A whimsical throwback to old-fashioned con movies like Trouble in Paradise and Charade, The Brothers Bloom is pretty freaking delightful. It's the sophomore effort of writer/director Rian Johnson, whose debut film, Brick, melded neo-noir dialogue and high school drama into one uniform, hyper-stylized alloy. The Brothers Bloom mixes modes in this way as well, but it draws on a broader catalogue of inspiration, and definitely goes for something way more boisterous and playful.

It starts with the fabled backstory of the two main characters, con artist brothers Stephen (a heavy, grizzled-looking Mark Ruffalo) and Bloom (a gaunt, vulnerable-looking Adrien Brody), whose childhood was spent shuffling about from one foster family to another, showing up in each new town wearing weird matching black jackets and bowler hats, ready to perform some con on the neighborhood that would make them a quick buck before some grown-up caught on and they were kicked out again. Present day finds the two working at the top of their game, bilking their marks out of millions with the help of their third wheel, the badass Japanese minx Bang Bang (comic genius Rinko Kikuchi, who previously earned notice for her dramatic work in Babel), an expert in firepower, demolition, and being the hilariously silent Harpo Marx of the cadre.

However, Bloom, the younger of the two, is suffering from what's apparently been an ongoing existential crisis about his occupation as a confidence man. His brother has always masterminded their grand long-form cons (or, as they call them, plays), writing parts for Bloom that put his enormous puppy-dog eyes and sensitive, soft-spoken demeanor to work, making women fall in love with him, and usually hand over their cash/jewels/priceless artifacts soon after. But Bloom is unsatisfied; he wants what he calls an "unwritten life." He retires to a quaint but lavish seaside villa in the cliffs of Montenegro (one of a few super-European locations that the film uses to play up the ornate, timeless charm), but within a few months, Stephen finds him and proposes one last play before Bloom hangs up his spurs for good.

Heiress and shut-in Penelope Stamp (an almost impossibly cute Rachel Weisz) has a lot of money and apparently, a lot of hobbies (it would be a crime to spoil it, but the montage of all the pastimes she's mastered over the course of her isolated life is just priceless). So the brothers engineer a plan that can offer her some fun and excitement while it offers them the chance to pad their bank accounts with a few million of her many, many millions of dollars. Of course, Bloom ends up falling in love with her for real, and we know that part of the plan could be Stephen's way of giving Bloom the life he wants, so like in any good con movie, the trick is sometimes on the audience. As we try to figure out what's real and what's just part of a play, we also have to wonder whether we're in on it -- which is part of the fun.

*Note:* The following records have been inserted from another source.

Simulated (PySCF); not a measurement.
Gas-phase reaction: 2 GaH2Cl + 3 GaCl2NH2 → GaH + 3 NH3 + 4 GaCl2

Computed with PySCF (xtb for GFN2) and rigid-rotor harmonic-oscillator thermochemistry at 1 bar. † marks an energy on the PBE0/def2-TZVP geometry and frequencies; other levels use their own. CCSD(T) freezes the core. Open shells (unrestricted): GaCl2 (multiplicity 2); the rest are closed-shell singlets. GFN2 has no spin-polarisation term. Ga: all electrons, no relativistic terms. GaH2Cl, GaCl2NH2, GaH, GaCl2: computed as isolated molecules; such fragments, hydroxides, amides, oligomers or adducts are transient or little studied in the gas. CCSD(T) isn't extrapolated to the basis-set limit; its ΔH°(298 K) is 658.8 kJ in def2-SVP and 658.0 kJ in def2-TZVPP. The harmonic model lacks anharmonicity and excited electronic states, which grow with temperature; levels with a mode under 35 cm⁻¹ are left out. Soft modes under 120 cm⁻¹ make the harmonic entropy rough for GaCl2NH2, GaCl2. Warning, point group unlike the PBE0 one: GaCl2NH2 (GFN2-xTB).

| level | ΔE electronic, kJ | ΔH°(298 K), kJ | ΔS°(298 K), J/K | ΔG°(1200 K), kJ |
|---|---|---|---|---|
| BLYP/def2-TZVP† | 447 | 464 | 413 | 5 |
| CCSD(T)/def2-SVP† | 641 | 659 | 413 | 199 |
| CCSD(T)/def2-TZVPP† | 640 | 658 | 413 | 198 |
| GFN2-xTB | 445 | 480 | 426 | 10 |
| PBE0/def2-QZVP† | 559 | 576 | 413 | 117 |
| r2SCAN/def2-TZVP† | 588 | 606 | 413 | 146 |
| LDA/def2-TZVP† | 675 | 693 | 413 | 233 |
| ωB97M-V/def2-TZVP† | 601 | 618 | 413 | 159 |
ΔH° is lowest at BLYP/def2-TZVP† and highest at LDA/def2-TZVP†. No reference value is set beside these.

The extreme quirkiness, both in the characters and the art direction, is so meticulously peculiar, you may have flashes of Wes Anderson. But Johnson has a much less specific palette when it comes to this stuff, and for the most part, things aren't terminally idiosyncratic, they're just quaint. Johnson still shows an affinity for contrasting the modern with the old-timey; the characters are always seen in rumpled three-piece suits, darling dresses, and many, many derby hats, but now and then the scenery will change from a stately shuffleboard deck to a graffiti-covered alley, and you'll remember that this does, in fact, take place in the present day.

Likewise, the many hilarious comedic moments can make you feel perfectly lost in time, overlapping thoroughly modern sarcasm with clear nods to the Marx Brothers and Laurel and Hardy. (The latter is especially apparent when the camera finds just the angle to juxtapose Ruffalo's big, fat face with Brody's extremely serious cheekbones. The hats don't hurt.) It creates a wonderful combination of wry and ridiculous, of salty deadpan with slapstick chaos. There seems to be much more subtext lurking under the surface in The Brothers Bloom, but for the most part, it's extra credit. If you don't want to go digging into hidden meanings, you don't have to. That's the beautiful thing about a good con -- when it works, you're perfectly happy to just go along for the ride.